TICA appears 100x slower (on large dataset) in 2.5.1 vs. 2.4 #1284

rafwiewiora · 2018-03-29T18:29:06Z

Hi guys,

I'm re-running scoring on my 5 ms dataset and after update to 2.5.1 things look weird - we've gone from 3 hours for TICA covariances calc. to 300 hours:

2.4:

calculate covariances:   0% (  11/2509) [ ] eta 3:30:14 |

2.5.1:

calculate covariances:   0%| | 8/467871 [00:17<319:26:36,  2.46s/it]

(it's not just at the beginning of the calculation somehow, I let it run overnight too and progress was consistent with this ETA)

This is 2509 trajectories, 492,961 frames, 6557 dimensions.

Code:

import pyemma
import glob
import numpy as np

splits_train = np.load('/cbio/jclab/home/rafal.wiewiora/repos/MSM_play/set8_apo_11707_11709_FINAL/feat_choice_scoring_new_scheme_2/splits_train_dist.npy')

split = 0
source = pyemma.coordinates.source(list(np.array(glob.glob('../data_cut_start_noH_stride10_featurized/dist_cross/*/*.npy'))[list(splits_train[split])]))


lag_time = 10
tica_kinetic = pyemma.coordinates.tica(lag=lag_time, kinetic_map=True, var_cutoff=1)
stages = [source, tica_kinetic]
pipeline = pyemma.coordinates.pipeline(stages, chunksize = 1000)

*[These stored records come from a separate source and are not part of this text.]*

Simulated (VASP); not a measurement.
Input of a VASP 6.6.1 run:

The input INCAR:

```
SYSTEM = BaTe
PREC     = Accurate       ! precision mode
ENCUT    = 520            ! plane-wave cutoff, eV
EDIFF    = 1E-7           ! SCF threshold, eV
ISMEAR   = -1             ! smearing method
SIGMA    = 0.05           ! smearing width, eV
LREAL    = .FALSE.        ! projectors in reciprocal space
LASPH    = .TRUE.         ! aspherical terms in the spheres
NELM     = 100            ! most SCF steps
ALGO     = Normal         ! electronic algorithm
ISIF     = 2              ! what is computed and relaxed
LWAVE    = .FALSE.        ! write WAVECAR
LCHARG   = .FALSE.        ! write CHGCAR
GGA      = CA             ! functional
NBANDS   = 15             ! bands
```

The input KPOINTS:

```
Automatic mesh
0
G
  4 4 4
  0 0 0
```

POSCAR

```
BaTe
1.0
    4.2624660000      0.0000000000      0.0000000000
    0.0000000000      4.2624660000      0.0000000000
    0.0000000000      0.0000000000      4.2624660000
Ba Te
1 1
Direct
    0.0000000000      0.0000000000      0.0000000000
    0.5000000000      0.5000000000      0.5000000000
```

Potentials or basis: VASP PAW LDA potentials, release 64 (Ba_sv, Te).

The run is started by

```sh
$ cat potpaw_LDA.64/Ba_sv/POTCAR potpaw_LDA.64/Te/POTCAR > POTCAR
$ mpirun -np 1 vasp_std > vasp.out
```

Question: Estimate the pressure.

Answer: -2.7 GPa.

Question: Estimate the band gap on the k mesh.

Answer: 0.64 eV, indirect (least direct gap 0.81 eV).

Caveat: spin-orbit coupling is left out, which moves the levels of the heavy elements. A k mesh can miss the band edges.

(also run with data in memory (pyemma.coordinates.load) - same thing).

conda info:

Current conda install:

               platform : linux-64
          conda version : 4.3.34
       conda is private : False
      conda-env version : 4.3.34
    conda-build version : not installed
         python version : 3.5.5.final.0
       requests version : 2.18.3
       root environment : /cbio/jclab/home/rafal.wiewiora/anaconda3  (writable)
    default environment : /cbio/jclab/home/rafal.wiewiora/anaconda3
       envs directories : /cbio/jclab/home/rafal.wiewiora/anaconda3/envs
                          /cbio/jclab/home/rafal.wiewiora/.conda/envs
          package cache : /cbio/jclab/home/rafal.wiewiora/anaconda3/pkgs
                          /cbio/jclab/home/rafal.wiewiora/.conda/pkgs
           channel URLs : https://conda.anaconda.org/conda-forge/linux-64
                          https://conda.anaconda.org/conda-forge/noarch
                          https://conda.anaconda.org/omnia/linux-64
                          https://conda.anaconda.org/omnia/noarch
                          https://conda.anaconda.org/salilab/linux-64
                          https://conda.anaconda.org/salilab/noarch
                          https://repo.continuum.io/pkgs/main/linux-64
                          https://repo.continuum.io/pkgs/main/noarch
                          https://repo.continuum.io/pkgs/free/linux-64
                          https://repo.continuum.io/pkgs/free/noarch
                          https://repo.continuum.io/pkgs/r/linux-64
                          https://repo.continuum.io/pkgs/r/noarch
                          https://repo.continuum.io/pkgs/pro/linux-64
                          https://repo.continuum.io/pkgs/pro/noarch
            config file : /cbio/jclab/home/rafal.wiewiora/.condarc
             netrc file : None
           offline mode : False
             user-agent : conda/4.3.34 requests/2.18.3 CPython/3.5.5 Linux/2.6.32-573.18.1.el6.x86_64 CentOS/6.7 glibc/2.12    
                UID:GID : 20077:3008

conda list attached: conda_list.txt

I don't imagine you would have really put out a 100x slower new version, so it's something wrong on my side? I don't have time right now to transfer all this data to a different system to try, so I'm sticking to 2.4 for now and putting this out here for comments.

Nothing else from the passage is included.